X-Ray Emission: Earth, Moon, and Mars


We can identify the composition of the planet Moon or Mars by placing a radioactive source on the planet and measuring the energetic particles and X-rays emitted from the soil. The figure below is a schematic of the sensors used to analyze the lunar soil in 1967.

On the earth, we generate the energetic particles in analytical instruments such as the scanning electron microscope (called an electron microprobe) and measure the energies of the X-rays emitted from the sample.

The general concept is shown in Figure 1: electrons are knocked out of occupied levels by energetic X-rays, electrons, or ions (either protons - H+ - or alpha particles - He++), electrons make transitions from filled to empty states and emit an X-ray. The energy of the emitted characteristic X-ray identifies the atom.

Figure 1: Atom identification by ion-, electron-, and X-ray- induced X-ray emission.

X-ray Fluorescence (XRF)

This is equipment used in art museums, for example, to examine the materials composition of pigments in paintings. Identification of pigments can place the painting in an appropriate time frame. Figure 2 shows schematically the setup.

The incident X-rays must have an energy equal to or greater than the binding energy, EB, of the electrons in the occupied levels

EX-ray EB

The electron energy levels are grouped in bands with each band differing from each other by about a factor of ten. The inner-most with the highest binding energy is called the K-shell, the next level is the L-shell, then M-, and so forth.

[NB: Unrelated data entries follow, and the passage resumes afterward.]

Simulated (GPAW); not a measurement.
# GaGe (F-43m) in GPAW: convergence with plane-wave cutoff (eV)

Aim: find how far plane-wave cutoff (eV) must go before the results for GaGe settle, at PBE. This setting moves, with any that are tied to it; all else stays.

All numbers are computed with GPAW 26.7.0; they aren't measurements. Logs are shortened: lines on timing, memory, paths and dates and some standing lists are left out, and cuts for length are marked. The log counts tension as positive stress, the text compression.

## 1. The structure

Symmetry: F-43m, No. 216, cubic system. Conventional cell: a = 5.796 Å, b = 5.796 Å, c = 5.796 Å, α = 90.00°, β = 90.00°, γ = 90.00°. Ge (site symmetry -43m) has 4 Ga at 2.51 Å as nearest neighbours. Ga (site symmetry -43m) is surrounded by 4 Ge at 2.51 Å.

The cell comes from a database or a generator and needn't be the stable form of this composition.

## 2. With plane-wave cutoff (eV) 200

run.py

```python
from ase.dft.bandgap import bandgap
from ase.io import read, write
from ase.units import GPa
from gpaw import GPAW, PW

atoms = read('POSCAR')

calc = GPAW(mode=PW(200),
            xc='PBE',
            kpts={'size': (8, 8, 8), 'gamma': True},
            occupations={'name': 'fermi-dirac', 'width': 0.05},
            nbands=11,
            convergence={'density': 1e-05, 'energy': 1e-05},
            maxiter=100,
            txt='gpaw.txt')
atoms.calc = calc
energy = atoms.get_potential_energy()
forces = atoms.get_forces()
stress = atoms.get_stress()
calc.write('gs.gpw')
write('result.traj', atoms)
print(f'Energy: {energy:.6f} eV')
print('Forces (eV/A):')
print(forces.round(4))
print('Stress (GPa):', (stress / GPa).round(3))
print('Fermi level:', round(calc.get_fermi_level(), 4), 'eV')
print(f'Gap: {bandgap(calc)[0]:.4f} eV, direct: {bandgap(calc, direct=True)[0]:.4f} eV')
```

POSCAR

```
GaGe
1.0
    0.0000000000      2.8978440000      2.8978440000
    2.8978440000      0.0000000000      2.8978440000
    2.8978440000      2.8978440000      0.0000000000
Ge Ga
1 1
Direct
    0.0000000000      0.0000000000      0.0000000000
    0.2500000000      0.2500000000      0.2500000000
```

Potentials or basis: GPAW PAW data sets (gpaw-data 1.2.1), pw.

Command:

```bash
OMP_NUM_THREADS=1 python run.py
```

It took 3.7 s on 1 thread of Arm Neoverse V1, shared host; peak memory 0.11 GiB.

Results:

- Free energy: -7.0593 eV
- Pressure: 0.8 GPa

Table 1. Binding energies and Kalpha X-ray energies in electron volts (eV)
(taken from Feldman and Mayer, Fundamentals of Surfaces and Thin Film Analysis)
Atomic Bin ding Energ ies (eV)
Element Number,Z K L3 M5 Kalpha
Aluminum, Al 13 1560 73 - 1490
Silicon, Si 14 1839 99 - 1740
Iron, Fe 26 7114 710 6 6400
Cobolt, Co 27 7709 779 3 6930
Silver, Ag 47 25,514 3351 367 22,110
Cadmium, Cd 48 26,711 3538 404 23,110
Gold, Au 79 80,725 11,919 2206 68,200
Mercury, Hg 80 83,103 12,284 2295 70,180


Table 1 lists the binding energies, EB, of the electron levels where EB is the energy required to remove an electron from an energy level and place it outside the atom. If you consider the energies for Fe, you find a factor of 10 difference between levels, for example EB(Kalpha) = 10 x EB (L3). There are many sublevels in electron energy levels (L1 to L3, M1 to M5, and so forth). Table 1 lists the outer ones because they are the levels predominantly involved with electron transitions.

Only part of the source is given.